The benefit of this approach is that it contributes to a larger objective: the people of Quebec must be persuaded to abandon their quaint ideas about collectively paying for the collective good. The notion that they might choose higher taxes to be able to afford accessible education or other social objectives must be squelched. That route opens a whole Pandora’s box about whether people can democratically chose some way other than neoliberal model.

To legitimize austerity as an unquestionable necessity, use every opportunity to create the impression that Quebec is a fiscal basket case. Try citing a few decontextualized statistics about Quebec’s debt and deficit. A favourite is the debt/GDP ratio. This ratio compares government’s debt to the size of their economy.

Pay close attention to this next part. There are different ways to cite debt/GDP, and one looks much worse than the other. Choose the “gross” debt/GDP number, which is 55%.

The gross debt statistic ignores the fact that governments have assets as well as liabilities. If the government’s assets are subtracted from its gross debt/GPP, you get their “accumulated deficit” of 35.2% of GDP. This number sounds more manageable and thus should be ignored.
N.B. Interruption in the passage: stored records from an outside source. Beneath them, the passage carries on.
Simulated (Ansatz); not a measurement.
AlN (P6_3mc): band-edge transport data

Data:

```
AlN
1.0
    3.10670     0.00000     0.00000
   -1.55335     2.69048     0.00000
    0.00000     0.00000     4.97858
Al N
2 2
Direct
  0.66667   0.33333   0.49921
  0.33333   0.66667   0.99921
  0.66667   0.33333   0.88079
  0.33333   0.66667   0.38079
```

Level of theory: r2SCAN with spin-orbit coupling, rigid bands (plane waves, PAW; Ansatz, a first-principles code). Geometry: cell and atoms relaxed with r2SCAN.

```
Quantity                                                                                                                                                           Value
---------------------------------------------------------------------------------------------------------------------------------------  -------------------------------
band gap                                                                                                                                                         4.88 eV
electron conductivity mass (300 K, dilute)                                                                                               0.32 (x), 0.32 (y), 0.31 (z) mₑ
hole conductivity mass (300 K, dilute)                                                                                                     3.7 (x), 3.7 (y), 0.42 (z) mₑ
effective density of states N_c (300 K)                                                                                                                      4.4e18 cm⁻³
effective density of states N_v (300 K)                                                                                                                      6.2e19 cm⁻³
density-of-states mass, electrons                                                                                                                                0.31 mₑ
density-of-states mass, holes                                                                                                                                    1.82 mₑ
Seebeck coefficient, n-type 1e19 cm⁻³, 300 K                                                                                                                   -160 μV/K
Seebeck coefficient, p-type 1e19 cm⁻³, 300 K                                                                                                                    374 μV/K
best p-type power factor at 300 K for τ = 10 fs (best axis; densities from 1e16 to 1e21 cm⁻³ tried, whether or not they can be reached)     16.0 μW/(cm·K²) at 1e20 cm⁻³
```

My advice is just to cite the higher debt/GDP statistic, and run for cover. Do not enter into a discussion that may inadvertently encourage your audience to rethink the interpretation of government debt and deficits. Forget anything I ever wrote about neoliberal governments welcoming debt “problems” as the pretext to disentitle citizens.

All kinds of trouble may result if your audience gets distracted by issues that may lead them to question neoliberalism. Before long people may be using concepts that the students popularized. Under no circumstances should you even acknowledge the word “class”. I understand it is difficult to avoid, given the debates ignited in Quebec. But trust me, if you start pondering tuition and the role of government more generally in class terms, you are in trouble.

Good luck to all of you who are shouldering the heavy responsibility of explaining why the protests in Quebec can be dismissed. Admittedly, you will face challenges in this heroic mission. But by all means, persevere! You, too, will experience the rewards of being oblivious to what a whole generation of people is saying loud and clear.